N Queens problem solution from Cracking the Coding Interview. What would be the Time Complexity?

Question

I managed to understand the solution for the N-Queens problem but I have a slight confusion regarding the time complexity of the solution. I think that overall complexity would be O(n!*(n^2)). I know it is wrong. Please help.

void placeQueens(int row, vector<int> &columns,int n, vector<vector<int>>&ans)
{      
   if(row==n)
   {
       ans.push_back(columns);
       return;
   }

   for(int col=0;col<n;col++)
   { 
       //O(n) time, the checking take O(n) time
       if(isSafe(row,col,columns))
       { 
           columns[row]=col;
           placeQueens(row+1,columns,n,ans);
       }
   }        
}


bool isSafe(int r1,int c1, vector<int>&columns)
{  
   //check if r1,c1 is safe to place a queen or not
   for(int row=0; row<r1 ; row++)
   {            
       if(columns[row] == c1)
       { 
           //same column 
           return false;
       }
       if(abs(columns[row]-c1) == abs(row-r1))
       { 
           //same diagonal
           return false;
       }   
   }

   return true;
}

Now the confusion is that each call of the placeQueens function takes O(n^2) according to me. Since there is a for loop running n times and in each iteration of this loop we do O(n) work (because the isSafe function also takes O(n) time. So overall complexity becomes O(n!*(n^2)).

I know this is wrong. Please help me understand where am I making a mistake.

Answer 1

You are correct that it does O(n²) work for each call to placeQueens, but because it only makes recursive calls for safe squares that don't conflict with any previous ones, far fewer than n! calls are made.

The top level call will try every square in the top row and make n recursive calls, but if n is very large, then almost all choices for the first square will exclude 3 choices for the next row, not 1. Similarly, after almost all choices for the 2nd row, 6 squares will be excluded in the 3rd.

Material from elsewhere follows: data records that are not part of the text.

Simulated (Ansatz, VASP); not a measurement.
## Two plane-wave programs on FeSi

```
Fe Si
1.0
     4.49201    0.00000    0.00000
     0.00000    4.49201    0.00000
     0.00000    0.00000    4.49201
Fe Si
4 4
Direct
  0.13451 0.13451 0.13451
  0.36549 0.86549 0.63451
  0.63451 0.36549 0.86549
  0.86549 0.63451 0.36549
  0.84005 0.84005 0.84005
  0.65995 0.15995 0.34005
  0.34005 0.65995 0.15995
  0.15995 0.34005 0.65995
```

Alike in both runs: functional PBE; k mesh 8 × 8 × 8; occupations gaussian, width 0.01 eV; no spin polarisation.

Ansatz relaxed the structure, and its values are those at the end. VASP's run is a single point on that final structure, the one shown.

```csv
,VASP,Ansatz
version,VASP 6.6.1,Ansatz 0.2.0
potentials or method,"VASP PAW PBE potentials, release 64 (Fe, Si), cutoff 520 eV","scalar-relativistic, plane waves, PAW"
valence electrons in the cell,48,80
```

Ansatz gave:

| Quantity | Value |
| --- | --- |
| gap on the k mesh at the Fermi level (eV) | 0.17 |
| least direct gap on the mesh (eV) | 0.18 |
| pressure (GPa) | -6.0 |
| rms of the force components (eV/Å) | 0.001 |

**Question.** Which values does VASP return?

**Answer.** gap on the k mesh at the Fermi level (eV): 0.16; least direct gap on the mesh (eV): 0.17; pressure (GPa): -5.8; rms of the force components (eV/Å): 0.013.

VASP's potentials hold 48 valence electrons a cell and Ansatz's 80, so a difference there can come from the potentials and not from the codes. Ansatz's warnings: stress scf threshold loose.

If C(n) is the number of calls made for an nxn board, then C(n) will be not too far from n(n-3)(n-6)...

For sure we have C(n) < n(n-2)(n-4)(n-6)...(n-sqrt(n))O((n-sqrt(n))!), and so we know that n!/C(n) grows faster than any polynomial.

Therefore, as long as each call to placeQueens does a polynomial amount of work, then the complexity is certainly in O(n!).